Friday, 10 July 2009

SACRE Report

My visit to the East Sussex SACRE in Eastbourne on Tuesday was more memorable for the weather than the meeting itself. There was a heavy storm in the morning and another just as I left in the evening. The train I was due to catch was cancelled due to flooding at Victoria station. It seems that the prospect of the account of my adventure was not sufficiently exciting since only two members turned up to our Humanist gathering on Thursday evening.

The SACRE was well attended, though many of the people there were newcomers, apparently unfamiliar with the situation. It was necessary for the Councillors to select a new Chairman from among their number since the previous chairman lost his seat at the local elections. Most of the time was devoted to debating the SACRE's response to the consultation on the draft "Non-Statutory Guidance" for RE issued by the DCSF. The main concern of the RE Consultant to the SACRE (Susan Thompson) seemed to be whether the phrase "Religion and Belief" used throughout the document had legal force. I think it does because of changes in legislation since 1994.

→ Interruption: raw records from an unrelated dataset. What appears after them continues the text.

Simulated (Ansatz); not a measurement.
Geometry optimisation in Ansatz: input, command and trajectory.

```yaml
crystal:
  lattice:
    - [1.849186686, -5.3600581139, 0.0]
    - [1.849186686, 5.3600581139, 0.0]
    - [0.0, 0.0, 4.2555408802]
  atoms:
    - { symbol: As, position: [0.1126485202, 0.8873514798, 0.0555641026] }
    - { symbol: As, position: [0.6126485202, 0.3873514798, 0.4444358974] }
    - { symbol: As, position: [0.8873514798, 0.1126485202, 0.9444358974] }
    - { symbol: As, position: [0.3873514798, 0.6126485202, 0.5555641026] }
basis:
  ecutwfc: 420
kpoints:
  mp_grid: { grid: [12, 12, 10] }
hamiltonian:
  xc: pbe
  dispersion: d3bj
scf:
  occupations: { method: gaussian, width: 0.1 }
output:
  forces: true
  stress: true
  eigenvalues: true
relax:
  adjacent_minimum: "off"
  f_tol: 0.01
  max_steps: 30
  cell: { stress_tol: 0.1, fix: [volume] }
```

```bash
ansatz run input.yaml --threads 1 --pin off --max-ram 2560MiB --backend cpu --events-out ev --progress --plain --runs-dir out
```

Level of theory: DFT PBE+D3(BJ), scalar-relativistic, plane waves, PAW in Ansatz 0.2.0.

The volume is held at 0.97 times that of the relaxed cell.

I suppose we should be happy that page 20 recommends that "there are opportunities for all pupils to study ... secular philosophies such as humanism" but this is only after they have studied Christianity, Buddhism, Hinduism, Islam, Judaism, Sikhism, and possibly the Bahai, Jain and Zoroastrian faiths!

Section 2.4 on the "Early Years Foundation Stage" emphasises "Personal, Emotional and Social Development" and "Knowledge and Understanding of the World". Humanists can have no complaint with this, but should it be called "Religious Education"? Most of what I saw of the SACRE's Multifaith project (which paid for a group of children to experience the religious rites of several different ethnic groups) was what I would call "Intercultural Education".

Is the use of religious "stories", such as the last days of Jesus or the fall of Adam and Eve, for the purpose of inculcating emotional understanding really justified, when other more effective stories from literature or history could be used for the same purpose? Or is the purpose really to familiarise (i.e. indoctrinate) young minds with these religious fables?